World Pipe Band Championships 2014 - Reflections

The day after the Worlds can often seem a little flat. So much piping and drumming takes place in the Worlds Week - now rebranded as Piping Live - that the cold turkey on Sunday can be hard to stomach.

Funnily enough, in my experience, the two day championships have largely put paid to that feeling. I'm not saying that I'm sick of it all - I just feel like I have had my fill. Walking through Glasgow this morning, the husks of bandsmen clambering onto buses would seem to agree.

It is maybe too early yet for a proper post mortem on the results. Facebook is awash with the usual fan boys shouting loudly that their favourites were harshly dealt with. The more considered analysis is someway off. I did see one post mentioning the family tie in the medley judging. A Field Marshal loyalist quickly replied that they could have been 5th in the drums and still won. Whether that maths is technically correct or not, it fails to appreciate that the issue is less the placing than the gap between any given band and its closest competitors.

Anyone listening to FM this past year would find it hard to place the drummers in second place in any contest. Look lower in the results - at the bands with pipe corps capable of approaching the Parkes gold standard - and where do we find their drummers in the medley? Well out of it. Inveraray 6th? Power 5th? Boghall's pipers have slipped a fraction, so it was safe enough to have them 1st. Shotts are not yet the complete package, so 4th was okay. SLOT in third was probably the biggest risk to FM overall, but that powerful corps would look ridiculous much lower.

Granted, FM played their more comfortable medley in the final, but the high drumming place will raise a few eyebrows. Either that, it the low position of 7 for the drummers in the MSR will do likewise. Indeed, looking across the FM drumming performances for qualifying and final it reads 3,2,7,2. The seven is the outlier.

The reason that the medley will draw attention is the family connection. When considering bias, it is well known that the appearance of bias can be corrosive, even if no actual bias exists. Most bandsmen will know that certain judges are felt to favour certain outfits. It is probably inevitable that they will do - prejudices about playing style or tune selection will always out. When a judge at the top level level happens to be the brother of one of the key competitors the eyebrows will start well raised - before a note is played. Whether it had any impact on the results, it shouldn't be allowed to happen again.

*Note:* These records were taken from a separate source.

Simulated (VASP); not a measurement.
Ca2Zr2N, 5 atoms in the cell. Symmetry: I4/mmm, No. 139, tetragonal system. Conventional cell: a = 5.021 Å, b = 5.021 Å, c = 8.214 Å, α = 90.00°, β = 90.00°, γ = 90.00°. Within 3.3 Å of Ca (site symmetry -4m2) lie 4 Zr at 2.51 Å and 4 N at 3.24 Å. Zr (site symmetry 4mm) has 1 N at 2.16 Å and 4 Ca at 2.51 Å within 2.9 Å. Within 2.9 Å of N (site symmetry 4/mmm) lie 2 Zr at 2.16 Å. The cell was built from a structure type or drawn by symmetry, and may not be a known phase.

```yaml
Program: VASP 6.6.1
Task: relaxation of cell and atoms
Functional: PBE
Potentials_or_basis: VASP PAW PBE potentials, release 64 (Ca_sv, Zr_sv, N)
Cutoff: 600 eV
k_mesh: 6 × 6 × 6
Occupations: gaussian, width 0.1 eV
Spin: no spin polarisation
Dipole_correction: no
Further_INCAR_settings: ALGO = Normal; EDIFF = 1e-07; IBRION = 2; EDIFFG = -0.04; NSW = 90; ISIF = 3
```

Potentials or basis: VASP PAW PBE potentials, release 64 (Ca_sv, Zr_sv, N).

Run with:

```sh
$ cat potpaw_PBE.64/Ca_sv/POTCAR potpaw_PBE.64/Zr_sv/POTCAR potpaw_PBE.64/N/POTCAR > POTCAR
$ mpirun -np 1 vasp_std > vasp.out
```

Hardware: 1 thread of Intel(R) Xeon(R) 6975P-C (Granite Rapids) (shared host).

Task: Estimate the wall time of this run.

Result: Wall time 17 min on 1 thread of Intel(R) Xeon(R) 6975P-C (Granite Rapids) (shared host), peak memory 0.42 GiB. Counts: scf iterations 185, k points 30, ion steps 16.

Away from the playing, my personal jury remains out on the two day experiment. I wouldn't applaud the Association for partially fixing a problem which they created themselves last year. Akin to the man seeking praise for stopping beating his wife - they shouldn't have done it in the first place. "Better than last year" - that's my damning with faint praise. The solution? Deal with the Grade 2 bands wrongly placed in Grade 1. Split Grade 2. Shorten the finale. Speed up the results. Simple.